In the presence of a government subsidy, firms tend to over-expand beyond the point of economic efficiency. In particular, the expectation of a bailout when things go wrong will lead large financial institutions to grow too much and take on too much risk.

You may recall that I made precisely this argument regarding Fannie Mae and Freddie Mac some years ago when I was CEA Chair. (No, I was not a prescient genius. The potential problem was apparent to anyone who cared to look.) But now the problem of implicit subsidies is far more widespread. We have in effect turned much of the financial system into government-sponsored enterprises.

What to do? We could promise never to bail out financial institutions again. Yet nobody would ever believe us. And when the next financial crisis hits, our past promises would not deter us from doing what seemed expedient at the time.

Alternatively, we can offset the effects of the subsidy with a tax. If well written, the new tax law would counteract the effects of the implicit subsidies from expected future bailouts.

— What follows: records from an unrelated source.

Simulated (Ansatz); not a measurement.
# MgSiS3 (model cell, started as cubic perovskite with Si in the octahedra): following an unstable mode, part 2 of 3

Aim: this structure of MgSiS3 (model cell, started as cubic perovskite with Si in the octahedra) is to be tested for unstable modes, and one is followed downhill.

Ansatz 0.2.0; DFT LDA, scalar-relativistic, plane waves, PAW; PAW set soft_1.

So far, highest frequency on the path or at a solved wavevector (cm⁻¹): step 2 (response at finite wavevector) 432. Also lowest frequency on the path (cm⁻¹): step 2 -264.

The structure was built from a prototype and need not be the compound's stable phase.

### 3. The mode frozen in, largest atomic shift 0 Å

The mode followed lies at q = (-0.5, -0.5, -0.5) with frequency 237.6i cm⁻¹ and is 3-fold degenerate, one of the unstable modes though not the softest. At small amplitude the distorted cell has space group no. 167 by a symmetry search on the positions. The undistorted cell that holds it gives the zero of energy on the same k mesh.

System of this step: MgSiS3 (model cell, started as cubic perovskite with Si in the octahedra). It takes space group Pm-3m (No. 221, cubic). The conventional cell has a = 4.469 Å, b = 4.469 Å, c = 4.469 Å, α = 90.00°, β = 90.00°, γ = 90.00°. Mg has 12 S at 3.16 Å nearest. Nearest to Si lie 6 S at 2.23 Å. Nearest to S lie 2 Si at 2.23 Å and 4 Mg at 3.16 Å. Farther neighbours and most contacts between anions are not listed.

Will the tax law in fact be so well written? It certainly won’t be perfect. But it is possible that it will be better than doing nothing at all, watching the finance industry expand excessively, and waiting for the next financial crisis and taxpayer bailout.”

“Whose bonuses are they?” New York Times Editorial. January 14, 2010: “for the sake of long-term financial stability, Congress should also pass President Obama’s proposed big bank fee — intended to recover, over 12 years, the $117 billion that the administration estimates it will spend on financial bailouts. That should discourage banks that are already too big from getting even bigger and posing a larger threat to the overall economy.”